How To Manage Your Stress During Finals and The Holiday Season

Jeremy Gottschalk, Editor in Chief

“To Do List” (Adam Diaz, CC BY-SA 4.0, via Wikimedia Commons)

Five exams a-studying, four in-law’s visiting, three kids complaining, two full-time jobs and a notice from Amazon that your online order won’t be shipping in time for Christmas. ‘Tis the season for stressors and we asked different Valencia community members how they handle finals week and the holidays. We’ve taken our first bit of advice from Danna Alvarez, 21, Engineering, to “make a list and prioritize.”


Make a List

“I do the harder things first,” says Alvarez, “I focus on school and also work in food service. (My grade average) wasn’t as good as expected. I’m working on it. I identified things I want to work on.” Lists can help give you a visual of things you have yet to accomplish. Keep the items actionable, using verbs that can help you push through the harder obstacles.

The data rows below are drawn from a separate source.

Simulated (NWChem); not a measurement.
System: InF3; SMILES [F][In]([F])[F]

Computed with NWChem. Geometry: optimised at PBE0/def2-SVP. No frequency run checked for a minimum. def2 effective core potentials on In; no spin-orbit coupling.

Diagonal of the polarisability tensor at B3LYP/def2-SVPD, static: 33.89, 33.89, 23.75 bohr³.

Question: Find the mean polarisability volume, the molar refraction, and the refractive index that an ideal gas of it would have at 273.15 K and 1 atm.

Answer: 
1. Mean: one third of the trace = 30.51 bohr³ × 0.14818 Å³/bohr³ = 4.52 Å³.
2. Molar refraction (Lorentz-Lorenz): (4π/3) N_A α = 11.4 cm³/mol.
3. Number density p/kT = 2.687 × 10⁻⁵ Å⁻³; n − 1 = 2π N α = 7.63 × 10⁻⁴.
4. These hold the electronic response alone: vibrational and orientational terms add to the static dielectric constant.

Stay Active Physically and Mentally

It sounds like a line from a Freddy Krueger movie; “don’t fall asleep”. Heba Akbar, UCFConnect Administration Assistant I, explains, “Seasonal depression has got to me. Every time it hits 5 p.m., and it’s dark? I get really depressed. I think I need to go to sleep, but I have hours until sleep.

“I sit down and plan things, go to the gym, find things to do and make it so my brain is busy,” continues Akbar. “I try to also uplift myself with the holiday season, look for the light at the end of the tunnel. Or, I go out and see all the Christmas lights.” 

Matthew Wilson, 19, General Studies, “I like to work out and go to gym. It is all about positivity. I love to bench press. Working out gives me achievable goals and helps to manage stress and depression.”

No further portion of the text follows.